Stop pretending anti-Semites rule

When otherwise sane and intelligent people affirm nonsense, it behooves us to inquire into the reason. Falling into that category is the recent finding by the American Jewish Committee that American Jews believe anti-Semitism is a greater threat than intermarriage by a margin of 57 percent to 38 percent.

In order to reach that conclusion, American Jews have to ignore the evidence in front of their eyes to a startling degree.

And they do. In a 1985 survey of Jews in Northern California, for instance, a full third expressed the belief that non-Jews would not vote for a Jewish candidate for Congress. At that time, three Congressmen from the area were Jewish. As Leonard Dinerstein concluded in his 1994 work "Anti-Semitism in America": "Today anti-Semitism in the United States is neither virulent nor growing. It is not a powerful social or political force. [It] has declined in potency and will continue to do so for the foreseeable future."

But if Poland has proven that anti-Semitism can persist even in the absence of Jews, says National Review literary editor David Klinghoffer, so America today proves that anti-Semitism persists in the minds of Jews even in the absence of anti-Semites.

At the same time, intermarriage — about which only a little more than a third of American Jews are concerned — coupled with low fertility rates, is projected to reduce American Jewry to between one-third and one-sixth of its present size within two generations.

The professed fear of resurgent anti-Semitism goes hand in hand with the elevation of the Holocaust to the defining element in Jewish self-identity.

All surveys of American Jewry place the Holocaust way ahead of any other factor in Jewish self-identity. Between 75 percent and 85 percent of American Jews rate the Holocaust as a very important factor in their sense of themselves as Jews, far higher than belief in God, Torah or Israel.

When they think of themselves as Jews, then, American Jews overwhelmingly identify themselves as victims. Their sense of themselves as Jews is purely negative, unless one thinks that a history of persecution tells us something fundamental about the victim. For them, Jews are nothing more than a social construct of anti-Semites, an occasion for the fevered conspiracy theories of Jew-haters.

And indeed Judaism is devoid of positive content for most American Jews.

Nearly 60 percent of Americans, according to a 1989 Gallup study of religiosity in America, view religion as very important in their lives; only 14 percent say that it is not at all important. Among Jews, however, the figures are nearly reversed: 30 percent say that religion is important; 35 percent that it is of no importance.

While American Jews claim to be concerned about anti-Semitism, they do not act upon those fears, apart from the occasional check in response to a scare letter from the Anti-Defamation League or some other Jewish defense group.

But if American Jews are, in their heart of hearts, not really that scared of resurgent anti-Semitism, why do they insist on keeping the spectre of anti-Semitism alive? Why do they react so strongly to every crackpot Holocaust denier who would deny them their status as history's champion victims?

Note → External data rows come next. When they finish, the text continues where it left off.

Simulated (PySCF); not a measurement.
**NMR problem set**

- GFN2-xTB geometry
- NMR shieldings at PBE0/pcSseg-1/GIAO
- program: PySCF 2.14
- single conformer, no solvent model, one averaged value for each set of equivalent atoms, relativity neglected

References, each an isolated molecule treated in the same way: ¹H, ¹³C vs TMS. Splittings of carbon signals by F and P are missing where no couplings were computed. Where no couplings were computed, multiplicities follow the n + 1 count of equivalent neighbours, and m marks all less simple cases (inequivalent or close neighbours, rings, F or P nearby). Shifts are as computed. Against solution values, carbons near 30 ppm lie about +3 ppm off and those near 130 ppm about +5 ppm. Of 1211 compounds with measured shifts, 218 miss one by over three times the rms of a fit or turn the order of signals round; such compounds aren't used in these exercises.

The answer is that anti-Semitism is a convenient balm for the pangs of conscience. Anti-Semites, even imagined ones, provide confirmation that one is a proud, loyal Jew, linked to all those other Jews throughout history, who knew too well what real Jew-hatred was. To paraphrase Descartes: I am hated, therefore I am. If Hitler would have killed my grandchild, let no one deny that my grandchild is Jewish.

It is more convenient to focus on what others do to us, or want to do, than to consider what we are doing to ourselves. Far easier to conjure up imaginary Hitlers than to wonder whether we have failed when our children intermarry and show little interest in even the vague ethnic identity with which we provided them.

As long as we can cite the names of relatives killed by the Nazis, we assure ourselves that our Jewish bona fides are intact, and we are indeed proper heirs to 2,000 years of victimhood.

We focus on the Holocaust as the defining event in Jewish history without even asking ourselves the real question: What power did our ancestors find in their Judaism that enabled them to withstand and survive all the Torquemadas, Chmelnickis and Hitlers?

To ask that question would force us to admit that Judaism has content and is not defined by our enemies. That admission would, in turn, force us to confront the possibility that we have failed our ancestors by not even inquiring into the source of their spiritual strength.

Jewish "worry" about anti-Semitism would be funny but for the deeper tragedy it seeks to mask — Jews unable to define themselves except in terms of the hatred of others. By lulling American Jews into thinking of themselves as good Jews, even as they make peace with skyrocketing intermarriage and their own disappearance, the illusion of widespread anti-Semitism ensures the continuation of those trends.